Wartime London Recaptured

Wartime London Recaptured

Susan Elia MacNeal ’91

The Prime Minister’s Secret Agent
Bantam Books
306 pages, $15

Susan Elia MacNeal ’91 is the very contemporary author of the bestselling Maggie Hope mystery series. But beginning with Mr. Churchill’s Secretary, she has immersed herself in London during World War II, in books replete with evocative period detail. A fourth Maggie Hope adventure, The Prime Minister’s Secret Agent, came out this past summer, a fifth is due out next year, and MacNeal is under contract for a sixth.

How did you decide on the World War II era as the setting for your novels?

Elizabeth Layton Nel, who worked for Winston Churchill during the war, inspired me to write about this period when I heard an actress reading from her memoir on my first visit to the Churchill War Rooms in London. Suddenly, I could imagine being there in 1940 with bombs falling and typists typing. Afterwards, I read Mrs. Nel’s memoir, and then wrote to her about my experience. She wrote me back, and we continued to correspond. I have read her book, Winston Churchill by His Personal Secretary: Recollections of the Great Man by a Woman Who Worked for Him, many times.

How much research did you do before beginning to write the first book?

I read tons of incredibly helpful books, especially Five Days in London: May 1940, by John Lucas. I visited Bletchley Park [and] Arisaig in Scotland where agents were trained for overseas missions. In such places, one is acutely aware of being on historical ground. I talked to people of that generation and asked them real-life social and cultural questions about the period. For example, did women swear? The answer: not in public, but among people of their own age and sex, they swore like sailors.

I did a lot of research, because I felt I had to pay my dues. Then on 9/11 in New York City I lived through the experience of having my own city attacked, people injured and dying, smoke filling the air—which made me feel finally that I had permission to write.

How did you make sure your descriptions were accurate?

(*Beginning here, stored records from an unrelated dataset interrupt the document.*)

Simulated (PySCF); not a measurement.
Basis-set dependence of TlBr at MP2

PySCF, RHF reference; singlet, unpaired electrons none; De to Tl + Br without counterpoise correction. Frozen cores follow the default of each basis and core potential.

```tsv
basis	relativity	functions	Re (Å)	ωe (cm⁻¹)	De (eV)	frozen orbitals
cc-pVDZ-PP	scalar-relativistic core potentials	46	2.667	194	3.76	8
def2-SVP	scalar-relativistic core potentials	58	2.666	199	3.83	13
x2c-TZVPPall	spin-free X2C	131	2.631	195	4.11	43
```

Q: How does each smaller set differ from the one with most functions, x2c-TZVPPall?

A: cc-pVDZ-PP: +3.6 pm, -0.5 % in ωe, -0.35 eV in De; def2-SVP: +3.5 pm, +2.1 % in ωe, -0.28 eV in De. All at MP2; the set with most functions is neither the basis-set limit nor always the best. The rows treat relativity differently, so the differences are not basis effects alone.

I would send pages to Mrs. Nel, and she would answer that the office details were “all well and good,” except that secretaries “did not have time for mysteries and romance. We were lucky to sleep!”

What advice you would give someone who wants to write about a particular historical period?

Smell vintage perfume, look at the clothing to see how well it is sewn, and if possible walk in the same footsteps as your characters.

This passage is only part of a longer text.